In its earliest days, ransomware wasn’t much of a threat, because it couldn’t actually encrypt data. But that was in the 80's and 90's, those days are long over in the field of technology. Within the past few years, not only has ransomware become a formidable threat but it has also grown exponentially. The world experienced a growth from 3.2 million ransomware attacks in 2014, to 3.8 million in 2015. Then, in 2016, ransomware attacks jumped to a staggering 638 million. Not only did the amount of attacks increase, but the ransoms themselves shot up from an average of $373 per computer in 2014, to $1,077 per computer in 2016. With 241,000 new variants of ransomware created in 2016 (about 660 new variants per day) anti-malware software was struggling to keep up.

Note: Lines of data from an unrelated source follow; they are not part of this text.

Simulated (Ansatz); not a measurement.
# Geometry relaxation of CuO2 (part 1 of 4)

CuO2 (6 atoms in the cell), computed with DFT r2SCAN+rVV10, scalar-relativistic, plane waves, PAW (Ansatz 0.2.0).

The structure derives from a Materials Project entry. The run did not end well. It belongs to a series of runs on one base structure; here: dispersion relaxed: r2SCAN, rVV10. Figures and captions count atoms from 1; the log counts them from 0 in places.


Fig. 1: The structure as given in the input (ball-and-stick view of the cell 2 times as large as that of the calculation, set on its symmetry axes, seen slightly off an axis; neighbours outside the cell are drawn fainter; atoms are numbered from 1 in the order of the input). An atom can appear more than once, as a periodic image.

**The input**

However, the trend of ransomware becoming every cybercriminal’s weapon of choice was bad for everyone, even the criminals themselves. As with most reputable industries that experience this much growth in a year, the market became too saturated, driving the average price of a ransom down to $522 in 2017. Ransomware attacks also became more difficult to carry out, due to anti-ransomware measures catching up with the industry. And just as in any business, there is always a new fad waiting around the corner for its time to shine. In this instance, the new star emerging on the scene is cryptomining.
What is cryptomining?
Cybercriminals created a way to turn unknowing bystanders’ electronic devices into cryptocurrency-mining bots. Basically, they get onto your servers, laptops, android devices, or IoT devices and use some of their computing power to search for electronic money to steal. Unlike ransomware, where hackers have to put forth effort for only the possibility of a ransom payoff, cryptomining simply requires the distribution of cryptominers (the malware strand), then the hacker can sit back as their network of bots (botnets) fill their wallets with stolen cyber currency.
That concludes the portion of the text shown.